Group wants Douglas Fir NMon declared in Cascade Mountains of Oregon
A few years ago, Stephen Sharnoff, a botanical photographer and forest advocate from Berkeley, California, visited Redwood National Park in the northwest corner of the state. Marveling at the towering trees, he began thinking about other protected places where people can experience iconic trees within their naturally functioning ecosystems, like Sequoia and Joshua Tree national parks. Why shouldn’t another great tree of the West—the Douglas fir— also have a place of its own, he wondered.

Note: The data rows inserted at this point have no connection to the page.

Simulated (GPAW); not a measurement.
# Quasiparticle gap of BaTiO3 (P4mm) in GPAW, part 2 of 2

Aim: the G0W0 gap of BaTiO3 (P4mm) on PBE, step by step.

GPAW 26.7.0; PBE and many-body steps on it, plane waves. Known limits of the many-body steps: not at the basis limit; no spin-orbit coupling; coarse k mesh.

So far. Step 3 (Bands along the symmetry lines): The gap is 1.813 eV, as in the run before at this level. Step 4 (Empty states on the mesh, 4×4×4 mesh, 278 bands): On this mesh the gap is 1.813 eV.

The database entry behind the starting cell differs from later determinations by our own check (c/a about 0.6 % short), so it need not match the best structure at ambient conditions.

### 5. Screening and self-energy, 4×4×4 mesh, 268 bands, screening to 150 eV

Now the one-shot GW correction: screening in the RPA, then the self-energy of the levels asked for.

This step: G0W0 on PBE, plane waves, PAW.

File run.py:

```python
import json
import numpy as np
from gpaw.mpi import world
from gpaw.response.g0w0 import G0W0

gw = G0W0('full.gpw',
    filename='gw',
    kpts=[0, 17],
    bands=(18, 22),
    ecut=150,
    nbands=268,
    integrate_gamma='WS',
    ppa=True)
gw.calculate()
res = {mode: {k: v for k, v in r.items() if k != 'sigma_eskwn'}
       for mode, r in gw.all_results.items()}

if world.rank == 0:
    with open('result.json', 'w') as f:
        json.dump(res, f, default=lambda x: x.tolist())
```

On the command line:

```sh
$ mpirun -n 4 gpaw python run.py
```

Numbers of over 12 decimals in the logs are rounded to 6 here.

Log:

Sharnoff began giving presentations on the idea of a protected area for Douglas firs to conservation groups. David Stone, a Eugene, Oregon conservation photographer and key figure in establishing the 37,000-acre Waldo Lake Wilderness Area in Oregon’s Cascade Mountains, was at one of them. He was looking for a new project when he heard Sharnoff’s idea. “After that,” says Stone, “I ended up being president of the Friends of Douglas Fir National Monument.” Sharnoff signed on as Vice-President. The Friends’ goal is to have 750 square miles of Oregon Cascade Mountains federally designated as the Douglas Fir National Monument, which would, over time, be restored to a healthy, functioning, protected Douglas fir forest that delivers a host of benefits, from outdoor recreation to clean water.